HAGEL URGES ITC TO RECOMMEND STEEL REMEDY
THAT WILL NOT ADVERSELY IMPACT THE GLOBAL ECONOMY

Washington, DC - Senator Chuck Hagel (R-NE) called on the International Trade Commission (ITC) to find a remedy to address the problems of integrated domestic steel producers without threatening the global economy and America's downstream steel users. Hagel urged the Commission to recommend to the President "a remedy that addresses the industry's problems without adversely impacting the global economy that is so essential to the health of our own economy."

Senator Hagel, in a statement supporting the interests and concerns of consumers and industries that rely on open markets to stay competitive, said trade barriers "never have and never will" solve the problems facing the domestic industry.

"Trade barriers do not address competitiveness problems. Barriers do not create incentives to restructure, consolidate, reform, and innovate," said Hagel. But barriers will "increase the likelihood of a prolonged economic recession through inflationary prices," and threaten the progress the U.S. has made in the course of 50 years of trade liberalization through the General Agreement on Tariffs and Trade (GATT) and the World Trade Organization (WTO).

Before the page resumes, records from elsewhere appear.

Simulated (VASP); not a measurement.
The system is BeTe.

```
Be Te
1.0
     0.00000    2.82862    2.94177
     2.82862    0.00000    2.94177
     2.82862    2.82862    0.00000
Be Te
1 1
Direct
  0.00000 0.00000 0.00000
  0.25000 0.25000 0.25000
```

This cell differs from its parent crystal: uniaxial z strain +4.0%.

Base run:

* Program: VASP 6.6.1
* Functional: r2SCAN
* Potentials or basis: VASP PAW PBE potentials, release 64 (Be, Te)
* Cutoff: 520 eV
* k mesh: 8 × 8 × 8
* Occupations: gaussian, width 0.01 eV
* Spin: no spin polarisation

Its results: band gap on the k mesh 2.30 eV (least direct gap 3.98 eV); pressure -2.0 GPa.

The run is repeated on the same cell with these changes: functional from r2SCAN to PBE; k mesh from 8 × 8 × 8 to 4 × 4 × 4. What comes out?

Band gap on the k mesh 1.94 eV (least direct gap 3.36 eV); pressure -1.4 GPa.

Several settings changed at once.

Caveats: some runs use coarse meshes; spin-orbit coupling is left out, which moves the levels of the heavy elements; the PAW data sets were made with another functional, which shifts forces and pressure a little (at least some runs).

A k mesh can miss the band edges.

Speaking on behalf of the more than 74,000 Nebraskans employed in steel-using industries, Hagel identified other negative economic consequences of trade barriers. "Import barriers also hurt downstream industries by creating higher prices and supply problems&They also mean the elimination of some goods to consumers and job losses to workers in downstream industries. More than 50 times as many workers are employed in steel-consuming industries as in the steel industry itself."

Consuming Industries Trade Action Coalition (CITAC) Counsel Lewis Leibowitz and CITAC-member company Autocam also provided testimony in Friday's hearing.

Leibowitz gave four reasons the proposals for tariffs, quotas and floor prices as remedies are doomed to fail: 1) the plan proposed by U.S. integrated producers will do more harm than good; 2) four years of restrictions, as requested by domestic producers, will likely lead to demands of compensation from U.S. trading partners; 3) integrated producers, as they have in the past, will not stop with four years of restrictions, but attempt to extend the restrictions further; and 4) maximum tariffs are certain to be challenged in the WTO and likely to be found inconsistent with America's international obligations.

John C. Kennedy, President and CEO of Autocam Corporation of Grand Rapids, Michigan in his testimony on Friday provided more detail on the downstream impact of the proposed trade barriers. Responding directly to import restriction proposals from domestic integrated producers, Kennedy explained that the tariffs, quotas and floor prices proposed by integrated producers would devastate his company's U.S. operations and voiced concern that a 50-percent tariff on the steel product Autocam uses could eliminate those imports from the U.S. altogether. In addition, steel-using manufacturers would lose an estimated 30,000 jobs as a result of the tariff remedy.

CITAC members providing testimony on November 6 and 8 included: Chairman Jon Jenson; Mark J. Erickson, President of Thomas Engineering Company and Chairman of the Precision Metalforming Association; William E. Sopko, CEO of Stamco Industries; James Zawacki, President of GR Spring & Stamping; Al Suter, Senior Advisor and Retired Vice Chairman and COO of Emerson; Dennis Rochford, President of the Maritime Exchange of the Delaware River and Bay; and James O'Donnell Chief Financial Officer of Camcraft.

In his concluding remarks to the Commission on Friday, Hagel stated that possible remedies for effectively addressing the problems of integrated producers include government assistance. "For example, in place of import quotas, the Administration recently agreed to provide grants to the wheat gluten industry&to help it become more competitive."

According to Leibowitz, "CITAC supports creative approaches to the problem, such as remedies that don't create price or availability problems for downstream users of steel. As Senator Hagel said, we need remedies that get to the root of what ails the domestic steel producers."